I’m Debt Free! I don’t have credit card, car, mortgage or any other type of debt!
On the Wells Fargo website I selected the send “Payoff form” option for my last mortgage payment.
I filled it out and printed it so that I can have Wells Fargo to pay our real estate taxes from our escrow. Now that they did that, I still have to pay our house insurance at the beginning of March, but… I sent in my last official mortgage payment!
Actually the check is sitting on my kitchen counter downstairs, waiting for me to put it in the mail. Tomorrow, I will drop it off at the post office, and then I will be finished with it!!! (Booyah)
I ended up paying off my house in 10 years.
So how did I do it?
Well, first I created an excellent excel spreadsheet to do some analysis on an amortization schedule.
Primarily, I used primarily 2 sheets in my spreadsheet:
- The actual payment was recorded to a sheet. This sheet was the real deal! As soon as I made a payment on the house, it was recorded in this sheet. Not much to this one, pretty cut and dry. At the top, I calculated the reduction in interest paid by pre-paying, the shorting of the life of the years of the mortgage by prepaying, and the total cost of the initial mortgage plus the interest.

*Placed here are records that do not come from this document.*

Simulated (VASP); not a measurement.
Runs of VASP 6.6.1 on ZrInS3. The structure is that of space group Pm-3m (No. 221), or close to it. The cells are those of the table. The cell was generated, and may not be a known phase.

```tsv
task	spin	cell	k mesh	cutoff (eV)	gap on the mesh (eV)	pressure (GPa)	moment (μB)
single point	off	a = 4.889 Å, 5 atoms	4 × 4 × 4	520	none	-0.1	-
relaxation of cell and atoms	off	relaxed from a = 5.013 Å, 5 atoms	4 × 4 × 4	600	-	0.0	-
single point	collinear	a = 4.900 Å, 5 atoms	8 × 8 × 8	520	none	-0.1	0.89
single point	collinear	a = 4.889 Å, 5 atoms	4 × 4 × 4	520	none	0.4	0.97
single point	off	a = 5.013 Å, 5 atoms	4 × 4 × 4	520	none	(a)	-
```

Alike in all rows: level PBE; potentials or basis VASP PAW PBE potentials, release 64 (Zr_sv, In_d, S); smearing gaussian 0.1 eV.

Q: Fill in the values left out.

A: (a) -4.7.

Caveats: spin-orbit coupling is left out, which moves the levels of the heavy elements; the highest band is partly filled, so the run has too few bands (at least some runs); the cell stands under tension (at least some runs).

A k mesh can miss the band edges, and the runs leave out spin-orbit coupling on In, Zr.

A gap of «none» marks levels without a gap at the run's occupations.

- The “What If” analysis sheet. I used this to create a strategy to pay my house mortgage off early. I was able to calculate how different extra payments would affect the duration of the mortgage and also calculate the reduction in interest paid for the entire loan. I used this sheet so many times to calculation my payment schedule! It might not be obvious, but this was a great tool for wealth accumulation for me.
Next for the first year of the mortgage, I made double payments on the mortgage amount, with the excess going toward paying down the principal. Then later after my son was born, I lessened the payment amount to only 1.5 times the original payment amount.
I’m still in disbelief! I’m at a point of balance and having an “equilibrium moment”, so to speak!
As of this point forward, I will be solidly marching on a wealth-building path (or at least I hope, life sometimes throws some wild pitches at you…).
As the last phase of this final numbness wears off, I’ll tell you what it feels like being debt-free in a future post!
-MR
Update: An equilibrium moment is when something is in perfect balance! I don’t owe any debt anymore and nothing is owed to me either! With the “debt phase“, I’m in perfect equilibrium. This phase is over! I don’t plan on ever going into debt that I can’t pay in a month’s time again!